Sunday, June 14, 2009

To Sin Again


Libation to the earth, via the body, digested beverage. Pour through the mouth, down the throat and out through the bladder. Chemicals to soften and enliven the brain, to dissolve dark clouds, to enhance connection with sight and sound, I don’t know where else to turn, except to open windows to clear away fog and rank odor. Make offerings to the uptight, closed down, rigid mind, fluids to render the mind flexible and ready to leave the mind-created prison behind in order to enter the vast world.
Sin. Take a photo of the vodka bottle and put the word sin on the label. Add religion as a mix, sin and religion, add a little piss and blood, you have a perfect cocktail to blow the mind, should you wish to put your burden down and be free of the fearful illusions passed down from one generation to the next.
Just don’t ever be arrogant. Arrogance is the enemy. Arrogance, a false sense of self-importance, a feeling of power, big-time Charlie, strutting around until somebody knocks him down. Arrogant people get knocked down. Arrogant teacher receives punches in the face. He can press charges against a little girl who hit him. He might win with his arrogance, but he reveals his true character in the process. Ultimately, nobody is fooled, except the person trying to fool others. He’s fooled into thinking he could fool others.
Sacred smell, sound, smell, art, smell of cheap perfumed deodorant, sound of the camera shutter, art of the visual field and the challenge of monkey ego, dancing around like dust motes in sunbeams, desperate for attention. Well then, for goodness sake, give it attention and then maybe it will be satisfied and go away. But if you deny attention, it will become increasingly belligerent and insistent. It will use every trick in the book to get your attention.
Nobody is special. Get over it. It’s so infantile to sink into despair when you realize that reality is not like mama’s big tit, ready for you to suck on whenever you feel the itch. It’s so pathetic when guys realize that the tit is not readily available and so they become bitter, filled with despair and rage, all because they failed to realize that mama has a life of her own and can’t always make the nipple available.
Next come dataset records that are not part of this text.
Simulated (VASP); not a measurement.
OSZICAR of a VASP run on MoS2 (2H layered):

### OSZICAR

I’m grateful to madmen for helping me understand this. Maybe there’s a little bit of infant in every man. In the romantic tradition, the picturesque romantic poet and playwrite calls to mama as he dies. I’m not inventing this. It’s a true story. In the book of the dead, a more enlightened spin: mother and child luminosity unite at the moment of death, to the person who cultivated mindfulness or awareness. For the person who spent a lifetime running after illusions, lost in discursiveness, reacting to various urges and itches, without reflection, without learning from mistakes, and there’s nothing more sad and pathetic than a man or woman who is unable to learn from mistakes, such a person, at the moment of death, blacks out. There’s nothing to recognize when dying, after spending a lifetime of ignoring. How could you recognize that which you ignored?
Drink sacred fluids from grandmother’s body, before it’s too late. Did it ever occur to you that you’re alive right now and that you don’t have to believe everything you were taught?
Such truths become evident when the rug is pulled out from under me, when things fall apart. I lost my job, my home, am forced to pack everything into boxes, load the suitcase, catch a plane and fly off into the great unknown. Something may happen, you never know what.